The Reading Doctor: butterflies

Kia ora and welcome to the Reading Doctor! Each week, literary critic and devoted reader Dr Louise recommends books to us on a particular theme, or responds to reader questions. Send us your questions for her by emailing: communications@read-nz.org

This week, our Reading Doctor is preoccupied with novels that (whether metaphorically or literally) feature the delicate yet powerful creature that emerges from a chrysalis: the butterfly.

Butterflies

The butterfly, and its miraculous transformation from the caterpillar, is a rich metaphor for growth and change, as demonstrated for young readers by The Very Hungry Caterpillar and in Lewis Carroll’s Wonderland, where transformation offers narrative climax. Butterflies are apparently delicate creatures which hold enormous power: reputedly, they flap their wings and cause hurricanes on the other side of the world, and they migrate vast distances. Butterfly collectors are equally interesting characters, admiring beauty in a form which has been frozen by death and the rituals of scientific taxonomy.

- A 19th-century entomologist goes missing in the wild rainforests of Borneo in Islands of Mercy by Rose Tremain, sought by his brother, Valentine Ross, a doctor in the very orderly city of Bath.

- Leaving his wife behind, Thomas Edgar seeks a mythical butterfly in the jungles of the Amazon; when he returns, wasted and withdrawn, she goes through his diaries and collections to discover what happened to him, in Rachael King’s The Sound of Butterflies.

- The changing migratory patterns of monarch butterflies are the backdrop for Barbara Kingsolver’s novel Flight Behaviour, a metaphor for threat, change and adaptation, set in rural Appalachia and featuring a discontented housewife awakened to new possibilities.
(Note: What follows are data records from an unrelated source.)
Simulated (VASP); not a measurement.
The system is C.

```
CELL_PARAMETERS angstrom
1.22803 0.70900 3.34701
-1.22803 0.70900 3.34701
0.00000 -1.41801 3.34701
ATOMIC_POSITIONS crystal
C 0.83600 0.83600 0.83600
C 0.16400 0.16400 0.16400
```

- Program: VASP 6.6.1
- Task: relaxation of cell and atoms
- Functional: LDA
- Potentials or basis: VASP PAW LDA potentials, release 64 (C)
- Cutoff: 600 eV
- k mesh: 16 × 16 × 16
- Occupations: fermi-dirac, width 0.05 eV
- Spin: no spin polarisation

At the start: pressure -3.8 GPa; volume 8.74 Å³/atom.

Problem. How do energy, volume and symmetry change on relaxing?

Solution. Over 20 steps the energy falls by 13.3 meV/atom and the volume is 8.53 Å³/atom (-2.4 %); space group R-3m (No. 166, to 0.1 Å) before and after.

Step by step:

- The presence of a chrysalis at a crime scene is an indicator of both motive and desire, a clue in the hunt for a serial killer in The Silence of the Lambs by Thomas Harris.

- In the Time of the Butterflies is a work of historical fiction by Julia Alvarez about the lives and brutal deaths of the Mirabel sisters during the Trujillo dictatorship in the Dominican Republic.

- Hope for the Flowers by Trina Paulus is an inspiring allegory, originally written for children, about the realisation of one’s true self, as two caterpillars struggle to climb to the top before learning that they are meant to fly.

- A young woman finds her life in chaos, stuck with the care of a friend’s son, and on a road trip across Iceland in Butterflies in November by Auõur Ava Ólafsdóttir, an adventure that will change her life irrevocably.

- In the context of great social upheaval and unrest, the appearance of butterflies heralds the restoration of harmony and the promise of a better future in Mohsin Hamid’s novel The Last White Man.